09.06.07

Some Thoughts on Agility and 2008

Posted in GXS, Usability and Design at 1:35 pm by justindz

Every Tuesday night (almost), I get together with my friends Ajit and Dustin. We’re old college budies. I lived with Ajit for a while and Dustin, having introduced me to my wife, was the best man at my wedding. Ajit is an IT guru for a casino. Dustin is a developer for an IT software/services company. I used to work for that company as a Product Manager prior to GXS and pulled Dustin in. I’m gone, but he’s still there. So, most Tuesday nights, we get to talking about the old days and the new days.

One project I was involved with before I left was piloting agile software development practices with the developers. Since my formal education as a software engineer left me jaded and opinionated about the traditional waterfall module (or, spend a lot of money and time on something, hope it works, and spend a ton more if it doesn’t), I had some research and stake into proving out a new way of tackling projects. Also, the fact that I did development with Ruby on Rails lent me some completely undeserved street cred.

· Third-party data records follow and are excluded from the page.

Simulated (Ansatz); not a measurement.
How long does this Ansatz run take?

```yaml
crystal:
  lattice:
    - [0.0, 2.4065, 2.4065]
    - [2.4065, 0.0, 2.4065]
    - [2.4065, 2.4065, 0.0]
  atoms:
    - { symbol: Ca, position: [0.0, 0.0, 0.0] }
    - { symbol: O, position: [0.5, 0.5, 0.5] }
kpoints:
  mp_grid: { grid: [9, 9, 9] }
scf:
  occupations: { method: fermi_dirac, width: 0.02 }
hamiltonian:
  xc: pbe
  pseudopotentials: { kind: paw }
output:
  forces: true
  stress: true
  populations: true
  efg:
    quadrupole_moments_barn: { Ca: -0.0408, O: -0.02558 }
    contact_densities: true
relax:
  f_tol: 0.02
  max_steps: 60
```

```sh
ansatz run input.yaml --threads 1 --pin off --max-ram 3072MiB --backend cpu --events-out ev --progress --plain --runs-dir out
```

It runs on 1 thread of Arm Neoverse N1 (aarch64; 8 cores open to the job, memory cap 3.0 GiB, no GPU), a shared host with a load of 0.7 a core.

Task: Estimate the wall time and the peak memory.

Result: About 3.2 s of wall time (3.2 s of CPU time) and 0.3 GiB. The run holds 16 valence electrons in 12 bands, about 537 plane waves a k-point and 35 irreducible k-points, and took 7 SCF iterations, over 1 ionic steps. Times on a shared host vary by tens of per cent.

So, for the last few months, Dustin has been updating me on Scrum. He’s positive. Walls are going down within engineering. Literally and metaphorically. No one is dancing in the streets with trumpets blaring, but these are IT developers we’re talking about. Many of whom, after that statement, will likely leave nasty comments and never read this again. I’m hoping Dustin tells me at the every least that the following things have happened (these are not all of the potential benefits by a long shot):

  • Management visibility and on-going engagement has increased on projects, such that micro-management and requirements transmission issues are reduced and the actual number of concrete decisions per day (the CDPD rate) increase. Yes, I made that term up.
  • Projects are more likely to meet deadlines, or where they are not, management and developers have signed off on any particular delay as a desirous event based on requirements changes or design feedback.
  • Developer awareness of projects that aren’t assigned to them increases along with the ability to adjust requirements for smarter integration, such that seams between services are smoothed.
  • QA became better able to validate the accuracy and usefulness of a service, rather than being restricted mostly to cross-checking the detailed design specs against the tables in the database and doing other somewhat self-validating exercises. In other words, the same syntax validation with more semantic validation.

I can’t take credit for the company going to an agile methodology. After all, I piloted a hybrid Agile (with a capital A) program and the company settled on Scrum. I like Scrum. At a tech forum, one of the Amazon executives talked about the ups and downs and it pretty much matched up with what I was seeing in my own hybrid approach. However, I’d like to think I can take credit for breaking the ice. Going cold-turkey on a more traditional methodology makes developers suspicious, worried about their job security and afraid of not being allowed to sit down in meetings (yes, Dustin, living up to my promise to mention that). Those are generally groundless concerns, but they do have to be taken into consideration.

But this is a GXS blog. So let’s talk about GXS. Prior to my joining the company, GXS had been investigating and piloting agile practices. Part of my interview involved a discussion about my experiences with and thoughts on agile, so I could tell before taking the job that I would get to work on something that interested me even if I found EDI to be very dull. Now, those of you who work in B2B EC and SCM know that EDI is far from dull, but I came from another industry, came of age in the era of hypertext and had only heard the term slurred in a hushed voice on subway trains.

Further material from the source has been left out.